New projects - CSS feedback button & animate-textshadow
It’s been a while since I blogged last. Since then, lots has happened in the tech world: we had the S3 apocalypse, the PSN debacle, Microsoft bought Skype, the world bought LinkedIn shares. I’ve been keeping myself equally busy, and I’m going to be rolling out a bunch of new coolness over the next few weeks.
To kick things off, there are two new additions to the Projects section. The first is one of those fancy floating feedback buttons you see everywhere - except this one’s done without images (instead using clever CSS trickery). It’s more of a fun proof-on-concept than something I’d necessarily recommend for production - it’s probably most useful as an example of solid, cross-browser vertical text in CSS (with a bit of supplementary Javascript), which took a while to figure out.

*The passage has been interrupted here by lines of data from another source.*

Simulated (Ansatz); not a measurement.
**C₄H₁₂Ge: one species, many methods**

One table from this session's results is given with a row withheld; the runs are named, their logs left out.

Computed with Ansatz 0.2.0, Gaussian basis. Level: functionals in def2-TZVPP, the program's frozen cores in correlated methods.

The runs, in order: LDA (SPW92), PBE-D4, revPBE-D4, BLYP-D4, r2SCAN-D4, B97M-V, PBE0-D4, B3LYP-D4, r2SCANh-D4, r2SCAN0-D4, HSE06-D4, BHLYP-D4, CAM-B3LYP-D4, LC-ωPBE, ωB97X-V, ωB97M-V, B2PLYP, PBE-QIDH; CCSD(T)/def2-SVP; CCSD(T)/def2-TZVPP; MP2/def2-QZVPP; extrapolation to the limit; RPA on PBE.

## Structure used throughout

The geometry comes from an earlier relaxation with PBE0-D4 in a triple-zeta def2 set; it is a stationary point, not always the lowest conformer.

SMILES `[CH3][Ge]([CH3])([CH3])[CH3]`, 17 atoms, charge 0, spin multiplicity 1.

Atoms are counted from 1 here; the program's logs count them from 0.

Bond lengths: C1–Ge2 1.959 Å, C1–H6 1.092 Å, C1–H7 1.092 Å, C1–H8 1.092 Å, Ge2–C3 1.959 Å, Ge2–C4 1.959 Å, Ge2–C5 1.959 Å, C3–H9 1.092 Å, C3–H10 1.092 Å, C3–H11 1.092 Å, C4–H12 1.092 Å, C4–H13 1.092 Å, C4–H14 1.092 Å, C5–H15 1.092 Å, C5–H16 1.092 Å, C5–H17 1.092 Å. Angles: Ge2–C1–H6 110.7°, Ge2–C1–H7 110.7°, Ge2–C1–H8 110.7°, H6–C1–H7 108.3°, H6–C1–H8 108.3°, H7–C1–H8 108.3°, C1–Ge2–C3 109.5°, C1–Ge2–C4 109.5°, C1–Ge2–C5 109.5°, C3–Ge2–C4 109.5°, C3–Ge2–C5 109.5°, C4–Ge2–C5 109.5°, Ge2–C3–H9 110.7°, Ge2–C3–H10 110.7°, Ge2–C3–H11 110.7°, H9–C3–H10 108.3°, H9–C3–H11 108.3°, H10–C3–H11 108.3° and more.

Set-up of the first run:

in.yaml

Second, is a redux of Edwin Martin’s excellent Shadow animation plugin providing a way to animate the text-shadow
property; you can browse the source on Github. Although I was able to reuse a lot of the code from Edwin’s plugin, but there were a couple of gotchas. Most notably, the spec for text-shadow allows the color to be declared at the beginning or end of the property, while in box-shadow
’s spec only the beginning is allowable. Additionally, I wanted to allow text-shadow
to be given in em
, which meant the text’s font-size
had to be passed in to the parser. On the plus side, text-shadow
is actually part of the CSS2 spec, so no vendor prefixes!